Install ansible on the host. Ansible should be installed into $HOME/ansible
:
cd $HOME
git clone git://github.com/ansible/ansible.git
Edit your $HOME/.bashrc
:
source $HOME/ansible/hacking/env-setup &> /dev/null
Run the source command:
source $HOME/.bashrc
Ansible is used to further provision root servers on the stage 2 level. Stage 2 is responsible to reach the production ready state of the grid.

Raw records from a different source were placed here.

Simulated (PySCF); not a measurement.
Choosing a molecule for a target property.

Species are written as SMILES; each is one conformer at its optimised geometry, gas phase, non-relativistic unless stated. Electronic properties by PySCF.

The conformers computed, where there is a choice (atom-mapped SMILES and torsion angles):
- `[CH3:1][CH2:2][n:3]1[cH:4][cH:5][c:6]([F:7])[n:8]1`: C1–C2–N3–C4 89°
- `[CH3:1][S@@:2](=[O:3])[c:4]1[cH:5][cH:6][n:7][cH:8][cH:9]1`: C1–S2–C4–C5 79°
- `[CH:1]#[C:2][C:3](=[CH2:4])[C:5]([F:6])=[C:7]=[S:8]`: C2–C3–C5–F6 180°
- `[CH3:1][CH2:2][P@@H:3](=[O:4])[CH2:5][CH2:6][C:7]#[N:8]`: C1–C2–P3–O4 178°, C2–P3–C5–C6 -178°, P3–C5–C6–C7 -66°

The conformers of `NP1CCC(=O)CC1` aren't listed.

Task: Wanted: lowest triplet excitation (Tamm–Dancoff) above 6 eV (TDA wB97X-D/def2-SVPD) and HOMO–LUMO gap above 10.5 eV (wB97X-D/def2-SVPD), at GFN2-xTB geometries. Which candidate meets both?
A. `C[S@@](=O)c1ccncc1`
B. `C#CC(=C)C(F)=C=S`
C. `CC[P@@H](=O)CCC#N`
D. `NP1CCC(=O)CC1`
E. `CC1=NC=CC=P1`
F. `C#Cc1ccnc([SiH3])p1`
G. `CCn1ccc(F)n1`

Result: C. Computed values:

From now on all commands are relative to $HOME/gridhowto
:
cd $HOME/gridhowto
Edit hosts
file:
[root]
root-01 ansible_ssh_host=10.1.1.1
root-02 ansible_ssh_host=10.1.1.2
Check the connection:
bin/ping root@root-01
The bootstrap playbook creates the admin wheel user. You have to bootstrap each machine separately since root passwords are different:
ssh-keygen -f keys/admin
pushd keys; ln -s admin root; popd
bin/play root@root-01 bootstrap
bin/play root@root-02 bootstrap
...
The following operator shortcuts are used: @
is -k
and @@
is -k --sudo
.
Test the bootstrap:
bin/ping admin@root
By securing the server you lock out root. Only admin is allowed to login with keys thereafter:
bin/play @@root secure
Reboot or shutdown the machines by:
bin/reboot @@root
bin/shutdown @@root
Login by SSH:
bin/ssh admin@root-01
Create a new LVM partition:
bin/admin root run "lvcreate -l 30%FREE -n data vg_root" -k --sudo
Root servers provide NTP for the cluster. If you have a very large cluster root servers talk only to satellite servers aka rack leaders. Root servers are stratum 2 time servers. Each root server broadcasts time to the system network with crypto enabled.
Basic services contain NTP, Syslog-ng and DNSmasq hosts cache:
bin/play @@root basic
Root server names are cached in /etc/hosts.d/root
. Put DNS cache files (hosts) in /etc/hosts.d
and notify dnsmasq to reload. DHCP client overwrites resolv.conf
so you have to set an interface specific conf in etc/dhcp
if you use DHCP. Rsyslog does cross-logging between root servers. If you use DHCP on the external network reboot the machines after the basic playbook to activate the local DNSmasq.
The basic playbook contains az inittab change. TTYs are configured according to:
tty1 - /var/log/messages
tty2 - top by CPU
tty3 - top by MEM
tty4 - iostat
tty5 - mpstat
tty6 - gstat -a (Ganglia)
tty7 - mingetty
tty8 - mingetty (and X)
Ganglia is a scalable distributed monitoring system for high-performance computing systems such as clusters and Grids. It is based on a hierarchical design targeted at federations of clusters. You can think of it as a low-level cluster top. Ganglia is running with unicast addresses and root servers cross-monitor each other.
bin/play @@root ganglia
Ganglia's web intreface is at http://root-01/ganglia
.
Enable basic Shorewall firewall on the root servers:
bin/play @@root shorewall
Note that emergency rules are defined in etc/shorewall/rulestopped.j2
. Enable SSH on the provision interfaces. On external services you can enable fail2ban:
bin/play @@root fail2ban
Glusterfs playbook creates a common directory (/common
) on the root servers:
bin/play @@root gluster
You have to run /root/gluster_bootstrap
on the first root node to initialize the common directory. Finally, mount:
bin/play @@root glusterfs
bin/play @@root-01 xcat